I’m home, mostly: a companion
Behind my parents house in Alabama is a stretch of big woods that drops off in hard edges, boulders precariously stacked below in whispering creek beds. When the sun finally started shining up over the hollow (holler), it lit up the leaves, all the yellow barely hanging on, God-art in action, the prettiest display I’ve seen there.
The driveway stays wet and riveted. The deer come out here along our pasture, where my daddy keeps Sadie, his big baby Clydesdale. She makes his 6 feet and 6 inches seem nearly small. My boys think they’re both giants.

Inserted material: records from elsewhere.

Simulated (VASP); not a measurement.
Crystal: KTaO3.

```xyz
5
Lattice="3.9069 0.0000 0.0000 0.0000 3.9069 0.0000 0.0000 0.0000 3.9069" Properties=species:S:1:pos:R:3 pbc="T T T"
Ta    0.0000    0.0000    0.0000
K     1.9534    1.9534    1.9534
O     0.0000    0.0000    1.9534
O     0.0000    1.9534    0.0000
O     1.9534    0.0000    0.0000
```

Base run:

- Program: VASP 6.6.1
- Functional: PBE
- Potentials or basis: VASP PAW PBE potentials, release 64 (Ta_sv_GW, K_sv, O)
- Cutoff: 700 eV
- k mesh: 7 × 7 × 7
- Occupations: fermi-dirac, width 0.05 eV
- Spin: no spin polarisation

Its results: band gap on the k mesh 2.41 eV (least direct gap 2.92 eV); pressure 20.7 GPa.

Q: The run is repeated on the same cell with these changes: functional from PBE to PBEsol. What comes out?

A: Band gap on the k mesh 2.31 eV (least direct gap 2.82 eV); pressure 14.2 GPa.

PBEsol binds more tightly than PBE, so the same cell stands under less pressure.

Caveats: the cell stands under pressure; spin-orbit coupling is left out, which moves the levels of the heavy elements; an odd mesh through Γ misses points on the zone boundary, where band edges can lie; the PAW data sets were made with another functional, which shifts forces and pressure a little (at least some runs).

Going home to Alabama isn’t easy. So much of my heart has denied how Arkansas really is home, how Seth really is home, how my Jesus prepares one so beautifully for me. When I go back, I remember the life I lived there, certain people and houses, and I’m mortified and humbled. I want to crawl somewhere and hide. My nature is wild as kudzu.
We’re all older now. My parents have 5 grandsons. It’s funny how I thought they knew everything they were going to know. As a kid, I didn’t realize how they would continue to learn, to lead us better. I never planned to see such grace in them because they know the old me that sometimes creeps up and confuses herself with the new me. Home is the last place I let myself experience grace, and it seems, too, that it’s the last place I give grace.
I’m learning how it all has to do with what we believe about forgiveness. Am I really forgiven? Are they?
I believe the answer is Yes.
- November 2, 2009
- 12 Comments
- 0
- grace, home
Fiona
November 2, 2009I believe Yes too. How beautifully written.
xx
mandie
November 2, 2009Absolutely YES! :)
Audra
November 2, 2009Nothing quite as hard and wonderful as your childhood home! I love knowing that my kids are building their own memories of Grandma's house just like I did as a child.
Boy Crazy (@claritychaos)
November 2, 2009'Home is the last place I let myself experience grace, and it seems, too, that it’s the last place I give grace.' I hear you. When my four sisters and I end up back home at the same time, I swear we revert to the way things were when we were there. I know you're getting at more than that here, but that was just a touch of what that part means to me.
Jo@Mylestones
November 2, 2009I completely and entirely know what you mean. My parents no longer live where "home" was, but I still have that grace withholding problem whenever I'm back among the familiar faces. Like Boy Crazy said, I always revert a bit (so do my siblings) and then I marvel (like you) at how home--and the best Me possible--really is with my husband and children.
Megan @ Hold it Up to the Light
November 2, 2009There's something special bout going home in Bama. I did it this weekend, too, even though I live here all the time. My Momma's Bama is different from "my Bama".....
...it's home sweet home!
Jennifer @ Getting Down With Jesus
November 2, 2009Lovely, Amber. Truly.
Isn't is true that it is hardest to give grace and to receive in the places where we've once felt most vulnerable? For me, anyhow, that's the case.
With your words, you set my feelings to poetic song. I love your style, Amber. So beautiful and stirring.
brittney
November 3, 2009"I never planned to see such grace in them because they know the old me that sometimes creeps up and confuses herself with the new me."
I can absolutely relate to that.
deb
November 3, 2009I can't stop thinking about these words, Amber.
It has been so long since I've gone to any semblance of a home other than my here and now.
Jane Anne
November 3, 2009Yes! yes! yes! Why is it that at times it is hardest to give grace to those that we are closest to? And, when I go "home" I shudder to think that people see me how I was and not how I am now.
Scott Carothers
November 3, 2009Grant is cool.
BinkyBill
November 9, 2009I like this. And the answer IS yes.